Even if Godzilla is willing to come back for “just” $2 million it seems like a waste of playing time when you consider that he only hit .251 with 12 homers and 72 RBIs in 2011 and his bat speed isn’t going to get any better when he’s a year older. Save the money and let guys like Chris Carter or Kila Ka’aihue all the playing time at DH. Hard to see the A’s getting worse production out of their DH if they let the young guys play.

If you want to base an argument for bringing Matsui back on his .295/.353/.425 showing after the All-Star Break I’ll point out that those numbers are propped up by a July in which Matsui had a 1.009 OPS. He didn’t crack a .700 OPS in any other month of the season.

It’s time for the A’s to move on.

* Back to Carter real quick: What do the A’s have against the big guy?  They never seem to give the towering, strikeout-prone first baseman a wide open shot at playing time even though he has more raw power than almost anyone else in the organization.  For some reason general manager Billy Beane keeps trading for similar strikeout-prone first basemen such as Allen and Ka’aihue.

You do realize you already have a cheap source of power in Carter don’t you Billy?

Carter’s minor league track record seems to be that he struggles big time every time he moves up a level before finally settling in and going on home run binges.  The A’s should just let Carter settle in as the designated hitter next season and learn once and for all whether he can cut it in the Major Leagues.
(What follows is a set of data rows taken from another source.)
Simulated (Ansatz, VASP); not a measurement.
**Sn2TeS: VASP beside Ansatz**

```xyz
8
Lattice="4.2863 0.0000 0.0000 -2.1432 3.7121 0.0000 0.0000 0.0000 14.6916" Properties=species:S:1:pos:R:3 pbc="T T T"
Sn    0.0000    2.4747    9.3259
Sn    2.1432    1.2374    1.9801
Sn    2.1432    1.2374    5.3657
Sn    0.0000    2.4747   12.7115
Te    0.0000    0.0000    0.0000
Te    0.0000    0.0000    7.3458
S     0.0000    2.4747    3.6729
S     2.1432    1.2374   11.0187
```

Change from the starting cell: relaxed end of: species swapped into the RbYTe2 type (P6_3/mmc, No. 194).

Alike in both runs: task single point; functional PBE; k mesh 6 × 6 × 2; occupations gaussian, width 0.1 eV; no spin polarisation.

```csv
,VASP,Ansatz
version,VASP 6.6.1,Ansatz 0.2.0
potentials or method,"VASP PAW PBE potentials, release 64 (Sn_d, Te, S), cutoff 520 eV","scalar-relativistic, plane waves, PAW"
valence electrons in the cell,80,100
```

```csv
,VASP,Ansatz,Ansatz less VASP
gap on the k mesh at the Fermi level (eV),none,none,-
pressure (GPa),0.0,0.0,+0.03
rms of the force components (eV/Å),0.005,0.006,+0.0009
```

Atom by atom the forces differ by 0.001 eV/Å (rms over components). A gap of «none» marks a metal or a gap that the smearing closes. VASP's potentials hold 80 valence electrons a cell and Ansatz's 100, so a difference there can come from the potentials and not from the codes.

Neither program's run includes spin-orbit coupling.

In short, Free Chris Carter.

* Beane says he thinks a decision from Major League Baseball on the A’s ballpark situation is coming soon which should be good news. But there’s definitely a slightly depressing angle to the whole thing if you believe some of the reports coming out of Bay Area newspapers.

Rumor has it that the A’s won’t make any moves with their own free agents until they hear what’s going on with the ballpark situation which means you can probably kiss every pending free agent good-bye. If the A’s get the green light to move to San Jose Beane will tear the team down and go into rebuilding mode even though there isn’t much to sell off considering how bad the team played in 2011. And if the A’s don’t get approval to head to the South Bay they’ll basically tread water with moderate, short-term upgrades so they can sell the team.

I can’t imagine any prospective owner coming in with their sights set on slowly rotting away in the Coliseum. If San Jose is deemed off limits by Bud Selig and Co. and Oakland continues to spin its wheels with the Victory Court site I would have to assume that a new owner will want to pull the A’s out of the Bay Area.

Even if Selig says the A’s can head for San Jose I won’t get fired up until construction on a new ballpark actually starts. Smart money says the Giants will head to court to fight the relocation attempt and some citizens groups or politicians will probably scream bloody murder about a single dollar of public funds being spent on a stadium.

If Beane is right and a decision really is coming soon the clock will probably start after the World Series ends.  The closer we get to spring training the less optimistic I’ll be that anything is going to happen on this issue in the near future.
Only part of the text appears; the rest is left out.